By Allison Abell Schwartz and Lauren Coleman-Lochner
July 17 (Bloomberg) -- CIT Group Inc.’s potential collapse is forcing manufacturers of consumer goods to search for new sources of lending to help them stay afloat and avoid leaving retailers with inventory shortages.
Manufacturers and suppliers may seek other lenders, cut the number of orders they accept or put up a portion of the money to fulfill orders themselves, according to executives and credit consultants.
CIT is in talks with potential lenders after failing to receive federal guarantees for its bonds. The 101-year-old commercial finance company is running short of cash, and may need as much as $6 billion to avoid filing for bankruptcy protection, according to CreditSights Inc. CIT spokesman Curt Ritter didn’t immediately respond to a call seeking comment.

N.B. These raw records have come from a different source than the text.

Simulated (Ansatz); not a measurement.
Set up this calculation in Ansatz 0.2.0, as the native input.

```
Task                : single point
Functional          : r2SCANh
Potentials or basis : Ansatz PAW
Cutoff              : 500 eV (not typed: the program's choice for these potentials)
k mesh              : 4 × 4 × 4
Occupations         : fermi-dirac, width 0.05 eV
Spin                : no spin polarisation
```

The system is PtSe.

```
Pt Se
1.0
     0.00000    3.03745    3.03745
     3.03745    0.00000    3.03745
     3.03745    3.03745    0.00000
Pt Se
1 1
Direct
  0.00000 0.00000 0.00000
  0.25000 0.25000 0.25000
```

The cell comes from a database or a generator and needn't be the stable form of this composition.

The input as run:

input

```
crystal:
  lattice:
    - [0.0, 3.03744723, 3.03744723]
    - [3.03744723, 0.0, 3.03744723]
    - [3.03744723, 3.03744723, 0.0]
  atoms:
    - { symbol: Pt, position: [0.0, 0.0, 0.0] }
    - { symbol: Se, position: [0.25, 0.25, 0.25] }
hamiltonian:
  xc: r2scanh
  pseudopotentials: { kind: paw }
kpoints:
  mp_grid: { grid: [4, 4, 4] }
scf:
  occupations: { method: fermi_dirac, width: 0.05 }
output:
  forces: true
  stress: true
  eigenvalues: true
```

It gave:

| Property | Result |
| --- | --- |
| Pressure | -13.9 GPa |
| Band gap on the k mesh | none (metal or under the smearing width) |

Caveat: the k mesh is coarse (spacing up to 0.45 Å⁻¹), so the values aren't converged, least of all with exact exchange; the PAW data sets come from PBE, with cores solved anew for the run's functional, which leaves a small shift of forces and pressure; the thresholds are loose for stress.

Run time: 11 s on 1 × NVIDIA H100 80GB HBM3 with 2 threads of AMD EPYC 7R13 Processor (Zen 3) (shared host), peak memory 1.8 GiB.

If manufacturers failed to find an alternative source of credit, retailers would be forced to pay up front for goods, which would be difficult for many of them in this economic environment, said Craig Shearman, a spokesman for the Washington-based National Retail Federation.
“They’d be very conservative, not taking risks, not speculating, so we’d see thinner shelves,” Shearman said in a telephone interview. Consumers may see less variety and stores lacking full stocks this winter-holiday season, Shearman said.
Suppliers and manufacturers sell their payments owed for goods and services to financial services companies such as CIT to receive immediate funds. This short-term financing, known as factoring, gives vendors money to produce the goods that retailers have ordered. Retailers will typically make payments within 90 days, and the factor keeps a fee based on a percentage of the total order.
CIT’s Role
CIT provides short-term financing to about 300,000 customers, according to the company’s Web site. Without a strong balance sheet, many retailers could face liquidity problems if they were forced to pay vendors up front for orders, according to John Kyees, chief financial officer of Philadelphia-based Urban Outfitters Inc., the clothing and housewares retailer.
“If you don’t have a strong balance sheet, then this idea of paying 60 days earlier than you were planning to could put you in a real cash crunch,” Kyees said yesterday in a telephone interview. “They could be in some jeopardy unless they can find somebody to help factor their suppliers.”
About 7 percent of Urban Outfitters’ vendor base is exposed to CIT, according to Kyees. The retailer is working on back-up plans to ensure holiday inventory deliveries aren’t disrupted. It has been in talks with San Francisco-based Wells Fargo & Co. about taking over its factoring and also has the cash to pay vendors directly if needed, Kyees said.
‘An Opportunity’
“We look at it as an opportunity because the money that we have invested today is in very secure paper that’s really getting not much of a return,” Kyees said. “If we took some of that and used it to factor some invoices, we could probably pick up some income.”
CIT comprises about 70 percent of all U.S. factoring and does about $40 billion in factoring annually, according to Ray Ecke, president of Credit Management Resource in Oakland, New Jersey. The next largest firm does about $5 billion a year, Ecke said.
“The question is: Where do all of these people go?” Ecke said yesterday in a telephone interview. “If they go to the remaining factors, they can’t take them.”
The remaining factors, including Wells Fargo, Rosenthal & Rosenthal and Milberg Factors Inc., will most likely take the business of the stronger suppliers and manufacturers and leave the rest without any funding, Ecke said.
Seeking Customers
“If you’re a Wells Fargo or one of the other major factors and CIT goes under, then you’re probably going to move in to try to pick up some of their business,” Kyees said. “And the likelihood is that you’re going to take their strongest customers.”
Retailers have known about CIT’s looming problems and may have been making the necessary contingency plans if they need to replace their financing, according to Al Ferrara, head of the retail practice at accounting and consulting firm BDO Seidman LLP in New York.
“I would expect that any of these companies that have facilities with CIT have explored other possible lending sources in the event that they did file,” Ferrara said in a July 16 telephone interview.
The question that remains is what the potential impact could be on the winter holiday season.
“If CIT were to fail, a chain reaction would be set off that could very well leave retailers with a shortage of merchandise during the crucial holiday season this fall,” Tracy Mullin, president of the National Retail Federation, said in a July 15 statement. “That cannot be allowed to happen at a time when retailers are already struggling to survive the national recession.”